Site icon CRI Report

China Insurance Market Overview

Market Size and Breakdowns

Insurance provides financial protection from various forms of losses, such as property, life or health. Insurance can also play an important role in individual and family financial planning. The PRC insurance market has experienced rapid growth in recent years, increasing from CNY 1.4 trillion in 2011 to CNY 3.1 trillion in 2016 as measured by GWP, representing a CAGR of 17.2%. Although the size of the PRC insurance market was the second largest market in the world as measured by GWP in 2016, insurance penetration and density in China are still substantially lower than those in developed countries, indicating significant growth potentials.

In 2015, GWP over GDP was only 3.6% in China, compared with 10.9%, 9.9%, 7.3% and 6.3% in Japan, the United Kingdom, the United States and Germany, respectively; and GWP per capita was only US$0.3 thousand in China, compared with US$3.6 thousand, US$4.4 thousand, US$4.1 thousand and US$2.6 thousand in Japan, the United Kingdom, the United States and Germany, respectively. According to the Several Opinions of the State Council on Accelerating the Development of the Modern Insurance Service Industry (《国务院关于加快发展现代保险服务业的若干意见》) issued in 2014, China’s GWP to GDP ratio and per capita GWP are targeted to reach 5% and CNY 3,500, respectively, by 2020. Furthermore, the PRC government deems insurance as a strategically important industry and has provided strong support. See “— Favorable Regulatory Development” below. Partly based on the favorable policies, the PRC insurance market is projected to further expand to CNY 4.9 trillion in 2021, representing a CAGR of 9.6% from 2016 to 2021.

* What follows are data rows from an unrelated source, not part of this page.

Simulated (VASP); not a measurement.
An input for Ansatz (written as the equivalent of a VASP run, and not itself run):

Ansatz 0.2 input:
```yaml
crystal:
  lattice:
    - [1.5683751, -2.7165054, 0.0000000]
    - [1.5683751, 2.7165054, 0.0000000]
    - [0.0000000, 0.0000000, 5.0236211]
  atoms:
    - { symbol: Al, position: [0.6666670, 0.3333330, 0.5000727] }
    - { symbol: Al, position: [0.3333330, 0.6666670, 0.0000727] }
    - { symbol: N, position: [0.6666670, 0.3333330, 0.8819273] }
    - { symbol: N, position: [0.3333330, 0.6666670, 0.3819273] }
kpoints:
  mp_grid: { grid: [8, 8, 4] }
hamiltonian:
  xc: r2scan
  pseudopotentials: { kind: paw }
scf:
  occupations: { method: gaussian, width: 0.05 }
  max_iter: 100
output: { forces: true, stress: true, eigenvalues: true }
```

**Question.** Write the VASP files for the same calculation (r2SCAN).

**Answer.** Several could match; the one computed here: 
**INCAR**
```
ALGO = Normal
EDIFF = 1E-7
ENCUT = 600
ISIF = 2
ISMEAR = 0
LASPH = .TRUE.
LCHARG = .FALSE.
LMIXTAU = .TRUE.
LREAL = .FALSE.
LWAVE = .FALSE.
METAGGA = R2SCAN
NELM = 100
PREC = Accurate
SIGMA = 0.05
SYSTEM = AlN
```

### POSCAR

Insurance products are distributed through multiple channels. In China, life insurance is predominantly distributed by agents or in partnership with banks under the “bancassurance” model. By contrast, approximately 40% of non-life insurance (including P&C and A&H) in China is sold by insurance companies directly including through the internet. Direct sales of non-life insurance products are expected to further accelerate as online insurance marketplaces improve in product offerings and pricing.

Favorable Regulatory Development

The PRC government has issued several major policy pronouncements guiding the development of the insurance industry, such as the Several Opinions of the State Council on the Reform and Development of the Insurance Industry (《国务院关于保险业改革发展的若干意见》) in 2006 and CIRC’s Outline of the 13th Five-Year Plan for China’s Insurance Industry (《中国保险业发展“十三五”规划纲要》) in 2016. The following recent regulatory developments are expected to have a positive impact on the PRC insurance industry:

• PBOC Fintech Committee. In May 2017, the PBOC established a Fintech committee to strengthen research on Fintech and to promote the healthy development of China’s Fintech industry.

• C-ROSS. The China Risk Oriented Solvency System (C-ROSS), a new-generation solvency system developed by the CIRC, took effect in January 2016. C-ROSS reflects the determination of the CIRC to give the market a decisive role in resource allocation.

• Deregulation on pricing. Pricing deregulation is gradually taking place, covering some previously tariffed traditional products, such as auto insurance and life insurance.

• Deregulation in asset management. Compared with a few years ago, insurance companies in China are allowed to invest in a wider range of assets.

• Changes in accounting rules on the inclusion of investment products in GWP. In 2011, changes in PRC accounting rules resulted in the exclusion of certain investment products from GWP. Such changes are intended to foster a healthier product structure and better investment risk management.